Kenneth L. Fisher.
Forbes Global magazine March 6 2000

Tech stocks are in a late-stage bubble. It should break later this year. I usually dislike "bubble", a word bandied about too often by extremists. But I watched a bubble like this one 19 years ago, and I saw how it ended. Right now technology stocks are just where oil stocks were in early 1981. Recall how unstoppable energy appeared in 1980. That was a time of high and rising inflation, booming commodity prices, OPEC's success as a cartel and the Iran-Iraq war. By late 1980 oil was $33 a barrel, with consensus forecasts of $100 four years out. No one envisioned oil's falling.

It's happening all over again. This time around it isn't oil's price that is supposed to triple in four years but the population of Internet users. Here are some other disturbing similarities. Tech's share of the S&P 500 has grown from just 6% in 1992 to 19% in 1998 and 30% in 1999. Energy's S&P weight climbed from 7% in 1972 to 22% in 1979 to 28% at year end 1980. You know about technology's great returns: rising 44% in 1998 and 130% in 1999. In 1979 energy stocks were up 68% and in 1980, 83%.

Then the bubble popped . The energy sector's weight fell to 23% by the end of 1981, mostly in the second half of the year. Energy stocks lost 21% . The S&P 500 lost 4.5%. In 1982 energy stocks fell another 19%, while the S&P rose 21%. Since 1980 the energy sector has returned 9% a year. It has lagged three points a year below the next-worst-performing S&P 500 sector. Yet energy consumption has grown steadily.

Check out America's 30 largest stocks. They represent 36% of the US market's entire value. Exactly half are tech stocks. At year end 1980 exactly half the 30 largest stocks were energy stocks. Of course, if you believe in the demand for and the future of technology, today's weights may make sense. But if you believe in the increasing supply of the stocks, the weights seem skewed.

Here's another eerie similarity: Back then energy stocks sold at twice the S&P's averaged price-to-book ratio. Today tech sells at 2.5 times the market's price-to-book.

Look at initial public offerings in 1980 and now. That year was a busy one, with energy making up 20% of the offerings. That boosted the overall number of US stocks by 2%. In 1999 tech made up 21% of the offerings and again increased total stocks by 2%. While that may not sound big, it is. Newly public companies are where the bubble breaks: when they run out of cash.

Most initial public offerings in energy were formed to develop some esoteric energy technology or to drill for oil in bizarre places. They were hardly the vertically integrated giants, like Exxon, which extract, refine and sell oil. And they weren't huge: None of 1980"s 50 largest energy stocks was a 1979 or 1980 initial public offering. Eventually most of the IPO's went bust. But now 11 of our 50 largest tech stocks are 1998 or 1999 initial offerings, which means the damage will be greater if any fail.
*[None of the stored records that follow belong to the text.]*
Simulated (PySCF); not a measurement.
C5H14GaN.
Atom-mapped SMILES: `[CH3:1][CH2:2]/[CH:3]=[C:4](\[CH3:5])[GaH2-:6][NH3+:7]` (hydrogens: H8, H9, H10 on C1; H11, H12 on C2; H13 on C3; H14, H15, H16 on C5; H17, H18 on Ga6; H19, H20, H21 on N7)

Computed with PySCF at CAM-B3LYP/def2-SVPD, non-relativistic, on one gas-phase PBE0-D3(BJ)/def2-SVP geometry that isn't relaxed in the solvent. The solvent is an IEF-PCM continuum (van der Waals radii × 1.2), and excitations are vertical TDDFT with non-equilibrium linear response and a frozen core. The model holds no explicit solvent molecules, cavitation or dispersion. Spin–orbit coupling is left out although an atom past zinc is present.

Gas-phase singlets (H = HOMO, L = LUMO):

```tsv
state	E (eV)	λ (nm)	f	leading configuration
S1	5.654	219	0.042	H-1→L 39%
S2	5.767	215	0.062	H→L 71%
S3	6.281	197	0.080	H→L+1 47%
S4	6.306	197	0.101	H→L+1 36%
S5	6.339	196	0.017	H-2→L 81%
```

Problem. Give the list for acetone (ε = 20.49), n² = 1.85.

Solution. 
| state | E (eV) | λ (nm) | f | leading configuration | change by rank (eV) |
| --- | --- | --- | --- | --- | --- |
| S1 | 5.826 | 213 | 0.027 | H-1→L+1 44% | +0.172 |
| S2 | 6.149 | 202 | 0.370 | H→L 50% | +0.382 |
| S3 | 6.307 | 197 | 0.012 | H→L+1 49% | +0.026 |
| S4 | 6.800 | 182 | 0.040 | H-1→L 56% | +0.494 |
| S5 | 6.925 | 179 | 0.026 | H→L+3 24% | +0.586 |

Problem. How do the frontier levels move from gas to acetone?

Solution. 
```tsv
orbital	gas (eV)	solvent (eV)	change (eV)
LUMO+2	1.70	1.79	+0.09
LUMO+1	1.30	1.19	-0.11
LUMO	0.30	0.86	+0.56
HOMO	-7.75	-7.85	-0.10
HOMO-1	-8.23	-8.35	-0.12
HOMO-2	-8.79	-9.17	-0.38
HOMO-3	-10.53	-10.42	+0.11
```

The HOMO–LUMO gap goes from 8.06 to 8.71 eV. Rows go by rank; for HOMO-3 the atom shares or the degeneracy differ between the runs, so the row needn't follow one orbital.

Most new techies are as shallow in their areas as 1980"s offerings were in energy. Who has the most Internet sales? Amazon? No. Intel, selling chips to its customers, did more online business in 1999 than all the dot-commies put together. Federal Express had more business on the web than America Online and 17 times more business than Yahoo. Most Internet stocks are merely marketing firms with no clearly defined or probable strategy. Most Net vendors have no real gross margin in sales: that lack is a disaster waiting to happen - later this year.

As with 1980"s energy initial offerings, these new tech companies burn feverishly through cash, hoping to catch on with the public. Later this year, just as happened two decades ago, dozens will run out of cash - there are 140 now with less than 12 month's cash supply. Folks will then worry about which will be next to run out of cash, causing many more sound stocks to fall. Selling will run rampant in tech from small to large, hurting even the most solid tech stocks.

I have no clue which ones will implode first. Some will float more stock and lengthen their lease on life. But the large group of them without a viable business model are top candidates to go down hard. I see this happening not immediately but in the second half of 2000.

Last month I forecast a flat S&P 500 in 2000, with tech stocks down 15%. I stand by that forecast. As 2000 progresses, you should lighten your holdings in technology, keeping the biggest and most solid companies. This is a year for moving forward with foreign equities while lowering your U.S. expectations.